Anything that happens there will be done in a way that is complementary to the architecture and scale of Narberth.”

Like something out of TV

The borough, which is surrounded by Lower Merion Township, was established in 1895 and has long been viewed as less ostentatious than other Main Line communities. With 4,300 residents in half a square mile, Narberth also is far more densely populated than the average municipality in the nation’s most densely populated state, New Jersey. But Narberth seems cozy, rather than crowded.

Some locals — aka “Narbs” or “Nearbs,” depending on whether they reside in the borough or just outside its borders — even liken Narberth to Mayberry. Others say it resembles the fictional Stars Hollow, the setting for a far more recent TV series, Gilmore Girls.
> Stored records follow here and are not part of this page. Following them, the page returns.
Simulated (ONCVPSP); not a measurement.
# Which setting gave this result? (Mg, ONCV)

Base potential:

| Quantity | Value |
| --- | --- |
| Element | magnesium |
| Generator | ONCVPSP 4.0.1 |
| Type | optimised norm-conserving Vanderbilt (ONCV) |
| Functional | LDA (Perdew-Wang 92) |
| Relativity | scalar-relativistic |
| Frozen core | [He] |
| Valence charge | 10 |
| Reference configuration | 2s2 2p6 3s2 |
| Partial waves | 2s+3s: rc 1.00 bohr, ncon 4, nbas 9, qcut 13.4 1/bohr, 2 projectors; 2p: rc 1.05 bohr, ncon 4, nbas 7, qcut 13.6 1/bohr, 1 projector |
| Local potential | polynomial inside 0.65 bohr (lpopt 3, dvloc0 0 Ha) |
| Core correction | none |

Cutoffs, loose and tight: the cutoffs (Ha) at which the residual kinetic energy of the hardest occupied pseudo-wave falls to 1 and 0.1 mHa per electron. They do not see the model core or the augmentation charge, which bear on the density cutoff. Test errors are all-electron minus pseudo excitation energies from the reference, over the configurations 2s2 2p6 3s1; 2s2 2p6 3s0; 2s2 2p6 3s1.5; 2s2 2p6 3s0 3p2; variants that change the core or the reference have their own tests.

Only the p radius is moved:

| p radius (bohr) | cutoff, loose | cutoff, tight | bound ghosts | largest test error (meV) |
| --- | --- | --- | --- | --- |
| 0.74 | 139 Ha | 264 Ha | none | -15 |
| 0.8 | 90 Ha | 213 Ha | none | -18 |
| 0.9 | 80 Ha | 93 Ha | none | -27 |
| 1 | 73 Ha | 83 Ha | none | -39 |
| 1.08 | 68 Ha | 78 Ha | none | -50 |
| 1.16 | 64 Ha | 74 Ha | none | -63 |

But in worrying that new development will worsen traffic, make parking more difficult, yield bigger buildings, and drive out local stores, Narberth resembles other inner-ring suburbs across the Philly region. These older Pennsylvania and South Jersey towns often have leafy streets, lively business districts, and good transit connections. They also are facing pressure to build more housing, particularly given the red-hot market for apartments.

“Narberth is a very small town, it has a special character, and some people think it’s going to be all messed up” by development, said Soheila Sobhani, who owns the Cheese Company on the 200 block of Haverford Avenue, the main street.

“For a businessperson, I think the new apartments are going to be good,” she said. “But my customers mostly drive here, I get deliveries here, and parking can be a problem.”

Having more people living in and near downtown will boost foot traffic and help Narberth retain its idiosyncratic mix of local businesses, said Jackie Maki, who owns Character Development, a book and toy store on the eclectic 200 block.

“Everything is different; every place is different,” she said. “Overall, it makes downtown a great place to be.”

Out with the old?

Nevertheless, after 26 years, McShea’s Restaurant and Bar is set to close on the 200 block in August, said owner John McShea.

“What the owner [Rubin] wants to do with the buildings — and those are not great buildings — is up in the air,” said McShea, who will continue working at the Ardmore location of his family’s bar and restaurant business.

Rubin “offered us a chance to be part of [redevelopment] going forward,” he said, “but things change, and I’m cool with it. I’m ready for the next adventure.”

Also uncertain about its future is the American Family Market, another beloved Narberth institution.

Paul Bovo, 86, still works seven days a week at the store, as he has since it moved to Narberth from South Philly 57 years ago. There’s a photo of the late singer Bobby Rydell, a friend from the old neighborhood, on the wall.

“We’re the only store around that still grinds our own ground beef,” Bovo said. “I’m old-fashioned.”

A former A&P, the store “is absolutely the heart of Narberth,” said longtime customer Rosemary McDonough, who wrote an appreciation of American Family Market for the WHYY website.

“Everybody from I don’t know how many miles around knows that this is the place where you come not just to get your groceries but to find out what’s going on,” she said.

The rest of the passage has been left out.